I had just arrived to New York; I was starting out my freshman year in college at Manhattanville College (a small private college in Westchester County). I remember being nervous starting a new “school” again. But it went breezy, just like the other million and one experiences of being the new kid. I was lucky enough that I had family 15 minutes away from campus, so I was able to get away from the hustle and bustle of college life and be around familiar faces.
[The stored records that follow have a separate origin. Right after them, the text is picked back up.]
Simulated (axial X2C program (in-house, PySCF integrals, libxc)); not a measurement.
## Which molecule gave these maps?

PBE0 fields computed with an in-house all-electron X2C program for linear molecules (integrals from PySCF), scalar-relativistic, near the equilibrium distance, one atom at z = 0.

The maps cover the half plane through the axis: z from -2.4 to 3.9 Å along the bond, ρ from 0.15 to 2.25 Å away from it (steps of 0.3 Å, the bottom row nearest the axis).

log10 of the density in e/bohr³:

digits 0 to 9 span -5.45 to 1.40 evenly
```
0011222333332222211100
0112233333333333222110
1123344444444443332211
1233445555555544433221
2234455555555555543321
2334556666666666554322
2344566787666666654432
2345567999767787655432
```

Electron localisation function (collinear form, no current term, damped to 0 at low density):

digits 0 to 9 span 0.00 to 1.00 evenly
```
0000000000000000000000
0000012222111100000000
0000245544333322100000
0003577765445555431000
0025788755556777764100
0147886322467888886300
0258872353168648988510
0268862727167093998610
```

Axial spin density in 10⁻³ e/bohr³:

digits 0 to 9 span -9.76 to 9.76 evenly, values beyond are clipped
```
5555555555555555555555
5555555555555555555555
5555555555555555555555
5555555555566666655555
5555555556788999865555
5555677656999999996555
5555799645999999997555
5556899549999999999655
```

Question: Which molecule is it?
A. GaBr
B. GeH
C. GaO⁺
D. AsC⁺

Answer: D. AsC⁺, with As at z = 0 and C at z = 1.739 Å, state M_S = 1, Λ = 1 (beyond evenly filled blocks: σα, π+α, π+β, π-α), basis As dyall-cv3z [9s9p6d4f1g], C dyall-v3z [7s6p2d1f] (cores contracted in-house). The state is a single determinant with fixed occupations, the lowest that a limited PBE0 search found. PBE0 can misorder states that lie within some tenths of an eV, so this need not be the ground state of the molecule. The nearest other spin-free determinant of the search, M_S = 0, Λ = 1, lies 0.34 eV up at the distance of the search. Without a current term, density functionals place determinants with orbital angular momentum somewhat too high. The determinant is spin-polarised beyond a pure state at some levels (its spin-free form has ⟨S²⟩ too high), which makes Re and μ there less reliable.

I woke up on that Tuesday morning to my alarm going off. I had class and I didn’t want to be late, so I rushed to the bathroom, got myself ready and noticed that people where acting a little odd. I didn’t think much about it; I personally thought it was freshman the jitters. I walked by someone’s room and I heard something about a plane crash, but didn’t think twice about it. Since I didn’t have a TV in my room, I turned the radio on, but all I was getting was news. News? What freshman college student in their right mind wanted to hear news in the morning? Not I. So I turned it off and started getting my things ready for class. My room phone rings. It’s a friend of mine who lived a couple of doors down.

“Hello?”

“Ines, did you hear?”

“Hear what?”

“There’s has been an attack on the twin towers. A plane has crash into one of them.”

“What?!?!”

I hung up the phone and ran as fast as I could down the hallway to my friend’s room. And there it was, the twin towers being destroyed. A million and one things ran through my mind. I didn’t know what to do or what to say. I just stared at the TV monitor in awe. My friend and I headed to class, but shortly after entering class, it was cancelled, as did every class in the college and probably in the country. As I walked through the quad and looked to my right, in the horizon, I could faintly make out Manhattan. Chills.

After a few hours of watching the news it occurred to me that I hadn’t contacted my parents, my brother (who was living and working in Boston at the time) and my uncles. As I was getting my calling card, my mom called me. She said he had been trying for hours and finally got through to my brother and me. The conversation was short, because with all honesty what more could we say than “I’m ok”? I hung up and called my brother, he didn’t answer. I panicked. At that time authorities were evacuating many of the high-rise buildings in most cities across the country and my brother worked in one of them, the Hancock. Finally, after an hour of trying, I reached him. He said he was fine and that they were evacuating him and the others to a safer location and that he would talk to me later. Finally, for the first time that day, after talking to my brother, I felt a sense of relief. I also managed to call my uncles just in time, as the phone lines went sour.

The entire college, city, state, country and world went in mourning following the attacks. I had never, in my life, seen such a unity.

Two weeks after the attack, my cousin’s – who were living in the DC area, drove up and my brother drove down from Boston to New York to unite as a family. We decided to head down to the city and visit. The smell. The people. The wreck. Those things are all embedded in my mind. Dust and sand was covering every building that was close to where the twin towers stood. You would see truck and fire department vehicles from all over the country. The military was also present, at that moment I wondered, are we safe? Believe it or not, seeing those men and women in military uniforms (forgive me when I say, that at that time I did not know what branch they were) holding rifles, made me feel safe. They are here to protect us.

We finally reached our final destination, Ground Zero. There are no words to describe that place, the feelings and emotions. We stood across the street from Ground Zero in silence.

A year later, on the anniversary of 9/11, my cousin and I returned to Ground Zero to remember those who died. It was a beautiful sunny day, just like it had been a year ago, and windy, extremely windy (I have my beliefs as to why it was windy that day, but I’ll let you have your own). We reached the area where they were reading out the names of the victims, and again, stood there in silence. I could not believe that we were here, in New York City, remembering what happened a year before. Remembering that tragic day and the victims. It felt incredibly surreal.

Now we are commemorating the 10-year anniversary and it still feels unreal. It still feels like it was a nightmare and I’m ready to snap out of it. But it isn’t and it wasn’t.

Never Forget.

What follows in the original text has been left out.